How the British Art Market Went From Sublime to Ridiculous
An art dealer I know blames Ozempic for the recent slump in sales: Collectors haven't been hungry.
After reading 'Rogues and Scholars,' James Stourton's erudite and authoritative history of the London art market from World War II to our century, I'm inclined to agree. Stourton, for decades a former chairman at Sotheby's UK, makes clear that, although all buying is appetitive, auctions turn personal cravings into group binges, with global effects.
His Year Zero is 1958, when Sotheby's auctioned the German banker Jakob Goldschmidt's Impressionist paintings. While only seven works were offered, the black-tie crowd and TV cameras made it a spectacle. One Cézanne, sold for 220,000 pounds, set a new auction record. The night was a turning point, Stourton suggests, when auctions, formerly quiet industry affairs supplied mainly by country estates, became celebrity events. It also goaded a rivalry between Sotheby's and Christie's that endures today.
Both houses dated to the 18th century, but Christie's was older, more prestigious, known for its paintings. Sotheby's, initially specializing in books, was transformed under Peter Wilson, who became chairman in 1958. A debonair unmoneyed aristocrat and former MI6 operative, Wilson understood branding and embraced pure commercialism, even licensing the firm's name for cigarettes.

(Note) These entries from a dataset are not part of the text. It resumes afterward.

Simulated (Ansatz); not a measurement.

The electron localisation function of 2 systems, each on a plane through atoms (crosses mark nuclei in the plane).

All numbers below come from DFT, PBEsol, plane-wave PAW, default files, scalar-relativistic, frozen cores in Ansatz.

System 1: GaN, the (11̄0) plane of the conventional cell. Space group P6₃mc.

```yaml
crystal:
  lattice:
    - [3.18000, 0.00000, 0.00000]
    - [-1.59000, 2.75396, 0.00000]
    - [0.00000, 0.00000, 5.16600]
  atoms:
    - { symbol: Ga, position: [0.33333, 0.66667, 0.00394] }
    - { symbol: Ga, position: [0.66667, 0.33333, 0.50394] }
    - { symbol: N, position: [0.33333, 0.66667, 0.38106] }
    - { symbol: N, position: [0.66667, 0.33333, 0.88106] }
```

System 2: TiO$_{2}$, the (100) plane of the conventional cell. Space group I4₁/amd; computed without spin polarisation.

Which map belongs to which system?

His rival, the Christie's chairman Peter Chance, was a former army officer, and stuffier. His firm fostered client loyalty by retaining staff, but suffered from 'lackluster expertise,' writes Stourton, until they started to recruit Cambridge art history graduates. Stourton reports the industry gossip: 'When somebody died, Peter Chance went to the funeral, and Peter Wilson went to the house.' Chance on Wilson: 'That man is a swine.' Wilson's motto? 'Leave nothing to Chance.'
With improvements in travel and technology, milestones of commerce were vaulted, and each appeared to cheapen a onetime gentleman's sport. Sotheby's 1964 acquisition of the New York firm Parke-Bernet broadcast a message of 'world domination.' To attract reluctant buyers, Wilson began publishing indexes in the London Times stock pages: Renoir up, say, 405 percent, Monet up 1,000. In 1975, Wilson and Chance seemingly conspired to invent the buyer's premium, using the reduced commissions to attract sellers, appalling dealers.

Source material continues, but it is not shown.